HyperPose: Hypernetwork-Infused Camera Pose Localization and an Extended Cambridge Landmarks Dataset
This work addresses domain gap issues in camera pose localization for computer vision applications, but it is incremental as it builds on existing regression architectures.
The paper tackles the problem of camera pose localization degradation due to domain disparities from environmental variations by proposing HyperPose, which uses hyper-networks to dynamically adapt weights, resulting in notable performance enhancements on indoor and outdoor datasets.

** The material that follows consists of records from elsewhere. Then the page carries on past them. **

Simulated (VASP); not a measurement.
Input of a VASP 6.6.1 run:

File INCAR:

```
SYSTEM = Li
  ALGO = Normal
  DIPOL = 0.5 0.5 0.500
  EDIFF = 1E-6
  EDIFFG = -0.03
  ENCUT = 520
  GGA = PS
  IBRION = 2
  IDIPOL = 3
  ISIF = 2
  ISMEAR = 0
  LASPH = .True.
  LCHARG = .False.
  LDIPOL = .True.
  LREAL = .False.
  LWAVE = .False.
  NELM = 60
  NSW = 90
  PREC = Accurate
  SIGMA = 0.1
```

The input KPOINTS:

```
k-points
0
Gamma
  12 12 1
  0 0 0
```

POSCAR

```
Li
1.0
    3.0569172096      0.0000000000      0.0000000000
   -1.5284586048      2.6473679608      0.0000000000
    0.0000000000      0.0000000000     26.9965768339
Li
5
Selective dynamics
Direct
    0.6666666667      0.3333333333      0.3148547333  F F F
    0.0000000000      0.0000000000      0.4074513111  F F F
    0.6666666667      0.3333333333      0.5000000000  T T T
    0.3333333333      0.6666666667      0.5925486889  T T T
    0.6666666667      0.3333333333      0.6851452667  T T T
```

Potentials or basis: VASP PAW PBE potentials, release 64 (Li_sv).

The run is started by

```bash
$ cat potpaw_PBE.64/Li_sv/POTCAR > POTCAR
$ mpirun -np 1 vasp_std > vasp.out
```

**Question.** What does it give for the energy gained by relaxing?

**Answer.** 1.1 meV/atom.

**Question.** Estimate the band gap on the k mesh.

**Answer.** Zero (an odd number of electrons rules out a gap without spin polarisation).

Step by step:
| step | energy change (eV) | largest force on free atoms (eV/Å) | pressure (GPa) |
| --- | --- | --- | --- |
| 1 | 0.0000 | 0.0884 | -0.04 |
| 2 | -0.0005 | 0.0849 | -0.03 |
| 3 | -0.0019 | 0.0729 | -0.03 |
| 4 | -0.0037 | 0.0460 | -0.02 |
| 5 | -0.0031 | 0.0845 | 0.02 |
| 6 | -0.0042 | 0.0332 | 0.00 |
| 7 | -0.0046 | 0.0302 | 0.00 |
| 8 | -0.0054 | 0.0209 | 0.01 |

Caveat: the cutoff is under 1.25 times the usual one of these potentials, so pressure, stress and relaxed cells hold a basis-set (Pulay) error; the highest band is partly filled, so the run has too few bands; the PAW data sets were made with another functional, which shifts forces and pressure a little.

In this work, we propose HyperPose, which utilizes hyper-networks in absolute camera pose regressors. The inherent appearance variations in natural scenes, attributable to environmental conditions, perspective, and lighting, induce a significant domain disparity between the training and test datasets. This disparity degrades the precision of contemporary localization networks. To mitigate this, we advocate for incorporating hypernetworks into single-scene and multiscene camera pose regression models. During inference, the hypernetwork dynamically computes adaptive weights for the localization regression heads based on the particular input image, effectively narrowing the domain gap. Using indoor and outdoor datasets, we evaluate the HyperPose methodology across multiple established absolute pose regression architectures. We also introduce and share the Extended Cambridge Landmarks (ECL), a novel localization dataset, based on the Cambridge Landmarks dataset, showing it in multiple seasons with significantly varying appearance conditions. Our empirical experiments demonstrate that HyperPose yields notable performance enhancements for single- and multi-scene architectures. We have made our source code, pre-trained models, and the ECL dataset openly available.